Maybe you ask yourself at this point, why don’t use the Azure Event Hubs Capture feature instead of the Spark streaming job which is doing all that persisting and archiving automatically for you just by doing some clicks. If you make usage of this feature be aware that you cannot change the partition strategy (Year, Month, Day) and data is stored in AVRO format which is a good fit for messaging systems such as Apache Kafka for serializing and deserializing data, but its row-based nature is not the best option to drive analytics on top.

Data Storage

Therefore, the result of the Apache Spark streaming job is written in a file format appropriate for analytics and partitioned in a way to best satisfy upcoming query patterns. Of course, data could also be written to any other downstream systems or even back to Azure Event Hub or Kafka. However, the Hadoop Distributed Filesystem (HDFS) makes it cheap to store and distribute large amounts of data. Furthermore, Azure Data Lake shares the same semantics and can therefore be used interchangeably.

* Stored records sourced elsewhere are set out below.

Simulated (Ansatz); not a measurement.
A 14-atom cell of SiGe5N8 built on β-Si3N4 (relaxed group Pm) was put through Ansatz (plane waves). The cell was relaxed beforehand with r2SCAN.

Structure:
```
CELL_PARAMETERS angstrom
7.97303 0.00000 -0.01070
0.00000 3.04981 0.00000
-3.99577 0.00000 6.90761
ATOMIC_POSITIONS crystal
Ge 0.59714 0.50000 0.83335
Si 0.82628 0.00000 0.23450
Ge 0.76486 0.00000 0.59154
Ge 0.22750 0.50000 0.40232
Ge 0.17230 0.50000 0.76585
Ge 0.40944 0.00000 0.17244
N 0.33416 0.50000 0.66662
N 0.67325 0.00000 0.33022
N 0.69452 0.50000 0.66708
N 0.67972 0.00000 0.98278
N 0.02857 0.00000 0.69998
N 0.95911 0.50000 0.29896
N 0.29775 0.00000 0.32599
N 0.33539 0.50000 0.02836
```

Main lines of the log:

Coming back to the importance of the chosen file/table format appropriate for the upcoming analytical use cases. There are already various good formats around such as Delta, Hudi or Iceberg. Along with the Hive metastore in the background, all these formats try to solve problems that have been around in traditional data lakes for a long time such as schemas and ACID transactions. They also offer many I/O optimizations such as compression due to their column-oriented storage method and hence scale much better than traditional CSV files. Storing data this way, makes it hence a much better and cost-efficient fit for analytical queries (OLAP) which not always require to read the entire row as this would be the case in the row-oriented AVRO file format. The best table format to choose in this architecture is Delta which builds upon Parquet and is compatible with many data platforms.

Data Serving

The above triggered Spark streaming job is supposed to run infinitely and continuously passes on incoming streaming data through the process. The outcome gets directly persisted in a hierarchical folder structure which gets created automatically based on the chosen partition columns as mentioned above. It is now possible to set up a so-called unmanaged or external table on top of the root of this folder structure using Spark SQL. In case of such an unmanaged table, Spark only manages the metadata, while you control the underlying data. This gives you the flexibility to store the data at a preferred location and it is also useful by integrating preexisting data as well. If the table gets deleted, Spark only deletes the metadata and the underlying data stays untouched. For this can also be used the before mentioned Apache Spark pool as a part of Azure Synapse Analytics and Apache Spark for the self-hosted approach. In the cloud version, unmanaged tables created with the Apache Spark pool get automatically synced to the Serverless SQL pool of Azure Synapse Analytics. This would allow to query data even if the Apache Spark pool is turned off to save money. However, at the time of this writing, this is only supported for tables based on Parquet, but not Delta.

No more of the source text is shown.